13/01/2012 Focus on Heritage: 'Aston Martin Works'
In the first of a new series examining the way manufacturers maintain and promote ‘heritage’ operations, we spent some time in Newport Pagnell, visiting Aston Martin’s legendary service department, now known simply as ‘Aston Martin Works’.
It was something of a shock to drive along Tickford Street, Newport Pagnell and find, instead of a glazed building set back from the road with a row of Astons on display, extensive building activity that will result in ‘Aston Martin Works Newport Pagnell’, a brand-new dealership opening this spring.
Rest assured, service and restoration work carries on as normal, as it has done for so many years in the only service department owned by a manufacturer. Unlike other companies’ fleets of historic cars and glossy museums, Aston Martin Works is a living, breathing (with firm foundations of commercialism) division of the famous British marque. It operates from the very same premises that housed craftsmen building DB6s, V8s and Virages, right up to the Vanquish, the last Aston to be constructed at Newport Pagnell.
To demonstrate its commitment to the business, Aston Martin has initiated a two-year development plan with the modernisation of the contemporary car servicing and restoration facilities and the building of a brand-new showroom.
On its completion in May this year, it will allow, for the first time, Aston Martin Works to become a dealership selling new and used Aston Martins, including the heritage models – something the team at Aston Martin Works has long wanted to do. A long-established and successful business dating back to Aston Martin owner David Brown and the 1950s, it provides the perfect base for an Aston Martin one-stop-shop 'Centre of Excellence'.
It surprised me to learn that 90% of all the Aston Martins ever made at Newport Pagnell are running on the road today. Did someone say “a car for life?” With pre-War cars handled professionally by experts such as Ecurie Bertelli, the company itself (via Aston Martin Works at Newport Pagnell) caters for the rest, from DB2 onwards.
All of this is made possible by the Parts Operations located close by at Wolverton Mill. Many seemingly hard-to-get parts are ordered or re-manufactured in-house: for example, there has been an issue with 1970-1989 series V8 steering racks, yet in the next few weeks, Parts Operations will deliver brand-new racks for the many cars awaiting them. Over the years many small parts - DB4/5/6 bumpers, grilles and engine blocks - have been made again to meet worldwide demand, very often coming from original suppliers.

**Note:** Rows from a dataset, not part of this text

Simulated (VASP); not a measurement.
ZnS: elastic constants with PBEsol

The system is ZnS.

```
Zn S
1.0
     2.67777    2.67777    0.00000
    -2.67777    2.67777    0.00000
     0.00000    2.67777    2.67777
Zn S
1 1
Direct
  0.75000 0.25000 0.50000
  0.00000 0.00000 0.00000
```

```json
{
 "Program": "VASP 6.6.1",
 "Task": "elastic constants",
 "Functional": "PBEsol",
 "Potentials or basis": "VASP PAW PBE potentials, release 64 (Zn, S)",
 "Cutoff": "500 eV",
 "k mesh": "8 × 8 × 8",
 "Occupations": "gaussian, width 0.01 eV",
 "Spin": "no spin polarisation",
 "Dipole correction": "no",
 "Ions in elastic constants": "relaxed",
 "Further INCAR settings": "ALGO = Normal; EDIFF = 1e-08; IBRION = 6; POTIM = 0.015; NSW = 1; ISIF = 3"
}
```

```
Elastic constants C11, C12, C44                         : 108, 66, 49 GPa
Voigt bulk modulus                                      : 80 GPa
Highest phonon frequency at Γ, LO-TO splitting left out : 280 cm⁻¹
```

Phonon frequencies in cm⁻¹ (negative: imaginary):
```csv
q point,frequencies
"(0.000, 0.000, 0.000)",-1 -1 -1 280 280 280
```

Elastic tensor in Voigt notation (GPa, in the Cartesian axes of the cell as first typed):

Highly experienced when it comes to the current new models, the team (having built some of the current and heritage cars in the first place) both service and restore them, which means Aston Martin Works can carry out pre-purchase inspections for potential owners, too.
One would think that just about all the ‘barn finds’ have been prised away from the farmyard. But the annual Bonhams sale, planned to be held at the new Works premises this year on 19 May, always seems to turn up new ones, and you can add to these a constant stream of older refurbishments that are now 'coming home’ for total restoration (including 70s/80s V8s) and an increasing level of interest in the William Towns ‘wedge’ Lagonda.
And, slipping effortlessly from ‘new production’ to ‘heritage’ in recent years is the mighty Vanquish - a 'crossover', if you like, but one that best symbolises the ‘living heritage’ of Aston Martin in the metal.